Jane Fallon’s 5 favourite heroines
Faking Friends author Jane Fallon tells us why she writes heroines she'd like to hang out with and selects five of her favourite leading ladies
Reading a book is like being invited into the home of someone you don’t know, but when you get there you realise they want to tell you all their most intimate secrets (or, at least a version of them they want you to believe). If you don’t find them fascinating it quickly becomes tedious. For me, if all they drone on about is wanting to find a husband before they get left on the shelf at the ripe old age of 30 it’s torture. I would never spend time with a woman like that in real life, so why am I subjecting myself to it now? I feel the same as soon as the heroine in a novel feels relieved that her new boyfriend orders for both of them at dinner. Or lays out clothes he’s chosen for her to wear. ‘What are you doing?’ I want to shout. ‘Why are you being so wet?’
I always strive to write heroines who I would be happy to hang out with. Strong, independent, often feisty women. I don’t necessarily approve of the way they’re behaving. I sometimes wouldn’t want to be their friend. But they‘re good company. They’re interesting. Because if I don’t want to spend time with them how can I assume anyone else will?
The very best inhabit your life like a loved one. When you finish the book you miss them, there’s a hole in your soul that they used to fill. On occasions I have mooched around for days after coming to the end of a novel, feeling as if something’s missing, pining like a jilted lover until I discover a new imaginary friend.
Here are a few of my favourite leading ladies:
Helen Huntingdon from The Tenant of Wildfell Hall
Women who live outside the conventions of their time have always appealed to me. It’s hard for us to imagine how shocking Helen Hutingdon must have appeared to Victorian society. A woman who could summon up the courage to flee her abusive husband, to set up a new, independent, secret life for herself. The fact that Anne Bronte imagined this world in 1848, without feeling she had to make Helen some kind of a villain gives the book even more resonance.
Eleanor Oliphant from Eleanor Oliphant Is Completely Fine
Stiff, curmudgeonly, awkward Eleanor. So particular, so at odds with the world. At first I couldn’t warm to her at all, but somehow, slowly, she got under my skin. And she stayed there. And that’s what’s so wonderful about this book. Gail Honeyman peels away Eleanor’s layers with beautiful delicate precision until you really begin to understand her. And then you fall in love with her, or at least I did.
Jo March from Little Women
Stubborn tomboy Jo, so often her own worst enemy, was my idol growing up. Like me she hated dressing up, being forced to be girly, making stuffy polite conversation when you could be out climbing a tree. Like me she lost herself in reading and writing. Like me she put her foot in her mouth every time she opened it. But unlike me she was brave and bold, traits I aspired to have but failed spectacularly until I became an adult (and maybe not even then). I wanted to be her.

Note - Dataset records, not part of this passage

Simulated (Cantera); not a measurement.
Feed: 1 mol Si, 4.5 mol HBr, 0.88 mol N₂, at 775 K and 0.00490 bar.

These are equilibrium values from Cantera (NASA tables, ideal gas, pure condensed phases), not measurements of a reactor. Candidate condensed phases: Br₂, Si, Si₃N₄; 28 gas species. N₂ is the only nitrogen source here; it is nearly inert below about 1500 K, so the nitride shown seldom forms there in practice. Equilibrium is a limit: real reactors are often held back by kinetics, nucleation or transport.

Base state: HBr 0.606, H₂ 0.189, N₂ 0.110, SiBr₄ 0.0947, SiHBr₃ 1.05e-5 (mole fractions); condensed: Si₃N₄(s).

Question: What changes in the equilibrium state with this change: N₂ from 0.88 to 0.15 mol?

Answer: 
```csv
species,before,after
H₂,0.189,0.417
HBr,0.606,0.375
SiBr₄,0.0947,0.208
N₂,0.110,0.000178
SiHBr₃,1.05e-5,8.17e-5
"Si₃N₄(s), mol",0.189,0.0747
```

Rachel Walsh from Rachel's Holiday
Flawed, funny and the epitome of feisty but with a dark and raw undertone. Rachel was a fantastic antidote to the perky vacuous would-be fiancées that peppered so much of Chick Lit in the early days. Here was a woman dealing with real ‘stuff’ even if she was in denial and determined to joke her way out of it. She was raucous, outrageous and real.
Nina Stibbe from Love, Nina
OK, so Nina is not a fictional character. I know this. No, really, I do. But she’s still one of my favourite book heroines. Maybe it’s because we moved to London at around the same time and about the same age. We lived within walking distance of each other. There are times when I think we might well have crossed paths. That could be why young Nina appeals to me so much but actually it’s because she’s funny and awkward and so refreshingly unsophisticated and open. I can imagine being her friend. Not just then but now. Be afraid Nina. Be very afraid.